I'm working on this exercise:
Show that if X is a quasicompact scheme, then every point has a closed point in its closure. Show that every nonempty closed subset of X contains a closed point of X.
I know this question was asked a couple of times here (I'll come back to one of those questions at the end), but I was trying to do this problem by myself, and here's what I got.
Let $X$ be a quasi-compact scheme. Every point of $X$ has an open neighborhood of the form $Spec(A_i)$ for some $A_i$. These neighborhoods cover $X$, and since $X$ is quasi-compact, we can write $X=\cup_{i=1}^k Spec(A_i)$.
Now let $x\in X$ be a point. I need to show that there is a closed point $P$ of $X$ in the closure of $x$ in $X$. My $x$ lies in some $Spec(A_i)$, WLOG assume $x\in Spec(A_1)$. I know that the closure of $x$ in $Spec(A_1)$ is $V(x)$. My first question is whether the closure of $x$ in $X$ is equal to the closure of $x$ in $Spec(A_1)$ (which is $V(x)$), or is this false in general?
Let's assume for a moment that this is true. I'm looking for a closed $P\in X$. This $P$ must lie in some $Spec(A_i)$. It must have the property that $\{P\}=V(P)$ and also $P\in V(x)=\{I\in Spec(A_1):x\subset I\}$, so $i$ must be equal to $1$. But then we can just take $P$ to be a maximal ideal that contains $x$ (if $x$ isn't maximal itself, otherwise take $x=P$). But then quasi-compactness isn't used anywhere, so this argument must be false. Is it because my assumption about closures is false?
Now, there's a solution in this answer:
Notice it is enough to show that every closed subset $Z$ of $X$ has a closed point. Observe a point $p \in Z$ is closed in $Z$ if and only if it is closed in $X$ so it suffices to show that $Z$ has a closed point. But $Z$ is also a quasicompact scheme so we reduce to the case of showing that a quasicompact sheme $X$ has a closed point. For this, say $X = U_1 \cup \dots \cup U_n$ is an irredundant decomposition of $X$ as a union of open affines. We can then pick a point $p \in U_1$ that is closed in $U_1$ and such that $p \notin U_j$ for $j \neq 1$. Because $p \in (U_2 \cup \dots \cup U_n)^c$ the closure is also in $(U_2 \cup \dots \cup U_n)^c$. It is then easy to check that the closure of $p$ in $X$ is $p$.
But there are several things I don't understand.
Why is it enough to show that every closed subset $Z$ of $X$ has a closed point? And doesn't the second sentence in the quoted text say essentially the same as the first sentence says? Or am I misunderstanding something?

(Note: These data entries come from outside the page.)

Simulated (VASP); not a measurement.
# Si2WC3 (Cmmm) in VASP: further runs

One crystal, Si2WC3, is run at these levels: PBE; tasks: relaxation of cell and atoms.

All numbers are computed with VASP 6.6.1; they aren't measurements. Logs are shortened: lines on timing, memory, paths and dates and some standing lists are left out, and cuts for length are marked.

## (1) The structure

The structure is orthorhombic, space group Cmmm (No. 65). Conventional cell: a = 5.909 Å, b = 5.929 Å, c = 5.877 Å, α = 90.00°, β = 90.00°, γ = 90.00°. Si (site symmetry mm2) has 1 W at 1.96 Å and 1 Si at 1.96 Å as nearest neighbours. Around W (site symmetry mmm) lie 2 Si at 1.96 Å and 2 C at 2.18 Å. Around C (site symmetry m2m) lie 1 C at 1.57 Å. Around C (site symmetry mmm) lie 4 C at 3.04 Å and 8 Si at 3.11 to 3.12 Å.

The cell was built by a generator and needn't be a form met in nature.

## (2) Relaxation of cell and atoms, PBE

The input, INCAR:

Why does an irredundant decomposition of $X$ exist? I only know that a closed subset of a Noetherian topological space has such a decomposition, but does $X$ have to be a Noetherian topologcal space? There's some discussion of this in the comments of the cited question, but there's no any comprehensive explanation.
The last point, "It is then easy to check that the closure of $p$ in $X$ is $p$", is I guess something like my very first question above (whether the closure in $X$ is equal to the closure in $Spec(A_1)$). I still don't see why this is true in this particular case. The closure of $p$ is the intersection of all closed sets in $X$ that contain $p$. At this point I realized that I may be misunderstanding what the topology on $X$ is. It's supposed to be an abstract topological space, but at the same time we know what the closed sets in its open cover look like. Does it mean that any closed subset of $X$ is also of the form $V(I)=\{Q\in U_i:I\subset Q\}$ for some $i$?